David Tibet recently posted a link to a vintage New Yorker story about theological scholar Elaine Pagels, the personal tragedies that rocked her life and her examination of the emergence of the Devil in Christian ideology. A short excpert reads:
“…Elaine Pagels will publish a new book, “The Origin of Satan.” Characteristically brief and lucid, it is an attempt to describe the evolving shape of the Devil in the sacred Judeo-Christian literature and the rise of demonization, a practice that has haunted two thousand years of history. For Pagels, demonization is a crucial and terrifying component of Christianity. What began as a minority sect’s rhetorical strategy, a way of defining and asserting itself, became a majority religion’s moral, and even psychological, justification for persecution: first of Jews, then of Romans and of heretics—of all opponents, real or imagined.
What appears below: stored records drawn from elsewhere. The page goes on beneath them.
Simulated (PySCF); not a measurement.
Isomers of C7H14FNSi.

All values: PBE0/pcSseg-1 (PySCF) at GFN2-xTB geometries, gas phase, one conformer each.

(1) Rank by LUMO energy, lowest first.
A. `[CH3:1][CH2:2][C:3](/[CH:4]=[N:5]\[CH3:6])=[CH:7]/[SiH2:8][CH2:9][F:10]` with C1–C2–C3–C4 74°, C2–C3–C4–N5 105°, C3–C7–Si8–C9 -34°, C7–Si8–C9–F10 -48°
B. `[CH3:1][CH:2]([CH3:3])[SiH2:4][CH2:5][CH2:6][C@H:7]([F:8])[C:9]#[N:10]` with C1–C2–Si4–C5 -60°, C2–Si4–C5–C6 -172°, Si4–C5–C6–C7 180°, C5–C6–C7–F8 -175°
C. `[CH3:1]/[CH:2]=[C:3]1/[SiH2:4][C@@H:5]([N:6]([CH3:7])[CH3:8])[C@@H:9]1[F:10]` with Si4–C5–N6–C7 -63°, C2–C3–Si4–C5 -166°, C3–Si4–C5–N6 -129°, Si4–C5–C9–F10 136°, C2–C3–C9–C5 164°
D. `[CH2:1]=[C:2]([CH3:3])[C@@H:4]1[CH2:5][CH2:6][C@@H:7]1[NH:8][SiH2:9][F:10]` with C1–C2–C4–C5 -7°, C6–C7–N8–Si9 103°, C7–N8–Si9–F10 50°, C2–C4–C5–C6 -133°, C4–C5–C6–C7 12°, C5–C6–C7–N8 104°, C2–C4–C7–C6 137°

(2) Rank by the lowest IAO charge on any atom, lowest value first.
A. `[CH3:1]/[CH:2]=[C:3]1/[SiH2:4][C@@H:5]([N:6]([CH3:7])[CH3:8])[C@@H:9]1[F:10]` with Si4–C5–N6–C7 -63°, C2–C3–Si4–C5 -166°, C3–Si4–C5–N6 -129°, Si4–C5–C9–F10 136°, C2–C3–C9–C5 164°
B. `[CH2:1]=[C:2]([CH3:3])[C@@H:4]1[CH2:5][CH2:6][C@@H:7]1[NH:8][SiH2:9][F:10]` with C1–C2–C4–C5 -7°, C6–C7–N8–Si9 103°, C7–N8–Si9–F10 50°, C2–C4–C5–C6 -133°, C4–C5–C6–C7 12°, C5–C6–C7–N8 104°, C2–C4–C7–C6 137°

“Pagels, like many other scholars, begins with the observation that, although all kinds of angels frequent the Hebrew Bible, demonic beings are nearly absent; there are agents of obstruction in the Book of Job and in Numbers, for example, but they are still members of the heavenly court. This changes with the rise of sectarianism. To two first-century Jewish sects—the Essenes (who died out and became a historical curiosity) and the followers of Jesus (who flourished)—figures called, variously, Satan or Belial or Beelzebub, who would shatter the unity of the heavenly court, appear as the great Other in a cosmic war. Pagels outlines the way the four Gospel writers, who probably wrote between the years 60 and 70, just after the Roman destruction of the Temple of Jerusalem and the dispersion of the Jewish people, shaped their stories and imagery to unify the Jewish followers of Jesus. The typology of God and Satan, Us and Them, appears. Although the Gospels tell a story of the moral genius of Jesus—his lessons of charity, redemption, and love—they also tell a parallel story in which the enemies of Jesus threaten tribal unity on earth and are, moreover, “incarnations of Satan. This second story, in which the Gospel writers create a psychology of cosmic war, has influenced the course—the tragic course—of Western history.”